Tell Me Something I Don't Know
In the Canberra Times this week, one of their Front Up columnists was writing about the fact that women often lament the lack of decent guys out there when there are actually plenty. Or rather the author was a little offended cause he was a nice guy (apparently he knows how to cook, clean and treat a girl with respect) and he feels that a select few are giving guys like him a bad name. Or something like that. I didn’t actually have a problem with anything he’d written and I think he did have a point but I just wanted to say tell me something I don’t know Mr Nice Guy.
I am aware that there are heaps of great guys out there. I am. I know there are guys who have been brought up knowing how to pull their fair share of the housework. I have met others who seem to have an innate sense of chivalry that gives me hope and I’m sure that guys are capable of feeling more for a woman than simply the desire to get her naked. What I don’t know, is how to meet them. Or where. Is there some great, untapped source smarter girls are keeping a secret from me?

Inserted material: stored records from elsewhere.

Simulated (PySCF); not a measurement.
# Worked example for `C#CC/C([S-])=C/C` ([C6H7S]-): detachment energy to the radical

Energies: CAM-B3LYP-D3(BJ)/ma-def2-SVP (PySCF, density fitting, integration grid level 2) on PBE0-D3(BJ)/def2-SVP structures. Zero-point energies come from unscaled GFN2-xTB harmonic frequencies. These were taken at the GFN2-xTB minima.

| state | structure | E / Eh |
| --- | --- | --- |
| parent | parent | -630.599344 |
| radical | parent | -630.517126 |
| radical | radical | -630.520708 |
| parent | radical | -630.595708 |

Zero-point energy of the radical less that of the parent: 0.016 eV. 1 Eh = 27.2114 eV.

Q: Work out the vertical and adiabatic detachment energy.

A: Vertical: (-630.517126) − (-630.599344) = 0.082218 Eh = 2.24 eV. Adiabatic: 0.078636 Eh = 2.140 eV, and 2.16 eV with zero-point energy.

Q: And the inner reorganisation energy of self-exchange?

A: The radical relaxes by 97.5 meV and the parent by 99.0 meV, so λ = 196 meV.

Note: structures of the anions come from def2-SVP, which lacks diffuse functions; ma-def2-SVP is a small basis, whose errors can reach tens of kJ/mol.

I’ve heard guys say that while they’re quite happy to perve on a female who is scantily clad, they do not necessarily want to date her. Many people are also sick of the nightclub circuit and look for some sort of emotional connection (or at least a sign of intelligence) before they hook up with someone. In addition I have been told that some guys would find a woman reading in a café attractive but let me ask you this, how many guys would actually approach a female in this situation? I have always equated having my nose stuck in a book to having ‘bugger off’ tattooed on my forehead.
This may just have been my personal experience though. I may always have been in the wrong place at the wrong time but like so many other women, I’d really like to get everything ‘Right’ for once, including the Mr. It has been suggested that the way to meet potential dates is to seek out like minded individuals by doing something you actually enjoy. By joining a social club or enrolling in a course you put yourself in the path of others but is this really the best way?
Where is it that you find all the nice guys? How do you meet someone genuine who will mesh with you so well that you’ll swear you were made for each other? I guess everyone who’s out there searching is looking for the quick fix. We pursue those opportunities open to us that we’re comfortable pursuing and hope that we’ll meet ‘the one’. I read articles and talk to people as well, taking all their advice on board, but I must admit that I’m getting to the point where I think I’d appreciate something I could actually use. You know?